Skip to content

Commit

Permalink
uprobes: SRCU-protect uretprobe lifetime (with timeout)
Browse files Browse the repository at this point in the history
Avoid taking refcount on uprobe in prepare_uretprobe(), instead take
uretprobe-specific SRCU lock and keep it active as kernel transfers
control back to user space.

Given we can't rely on user space returning from traced function within
reasonable time period, we need to make sure not to keep SRCU lock
active for too long, though. To that effect, we employ a timer callback
which is meant to terminate SRCU lock region after predefined timeout
(currently set to 100ms), and instead transfer underlying struct
uprobe's lifetime protection to refcounting.

This fallback to less scalable refcounting after 100ms is a fine
tradeoff from uretprobe's scalability and performance perspective,
because uretprobing *long running* user functions inherently doesn't run
into scalability issues (there is just not enough frequency to cause
noticeable issues with either performance or scalability).

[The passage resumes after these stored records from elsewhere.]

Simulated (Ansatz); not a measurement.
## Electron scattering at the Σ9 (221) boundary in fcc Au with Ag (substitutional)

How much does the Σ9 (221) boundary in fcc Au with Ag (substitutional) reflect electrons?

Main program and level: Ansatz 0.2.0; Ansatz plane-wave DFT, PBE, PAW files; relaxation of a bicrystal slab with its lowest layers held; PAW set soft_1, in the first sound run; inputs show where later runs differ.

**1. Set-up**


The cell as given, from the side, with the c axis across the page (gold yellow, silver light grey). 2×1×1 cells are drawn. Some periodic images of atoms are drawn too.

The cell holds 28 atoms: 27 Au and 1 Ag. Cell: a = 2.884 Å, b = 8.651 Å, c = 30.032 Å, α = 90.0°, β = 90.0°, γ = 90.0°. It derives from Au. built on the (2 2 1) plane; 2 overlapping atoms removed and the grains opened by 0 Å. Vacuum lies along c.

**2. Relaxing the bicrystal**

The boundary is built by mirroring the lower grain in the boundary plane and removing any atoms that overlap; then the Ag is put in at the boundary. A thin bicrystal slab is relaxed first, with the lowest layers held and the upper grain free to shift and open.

The overall trick is in ensuring synchronization between current thread
and timer's callback fired on some other thread. To cope with that with
minimal logic complications, we add hprobe wrapper which is used to
contain all the synchronization related issues behind a small number of
basic helpers: hprobe_expire() for "downgrading" uprobe from SRCU-protected
state to refcounted state, and a hprobe_consume() and hprobe_finalize()
pair of single-use consuming helpers. Other than that, whatever current
thread's logic is there stays the same, as timer thread cannot modify
return_instance state (or add new/remove old return_instances). It only
takes care of SRCU unlock and uprobe refcounting, which is hidden from
the higher-level uretprobe handling logic.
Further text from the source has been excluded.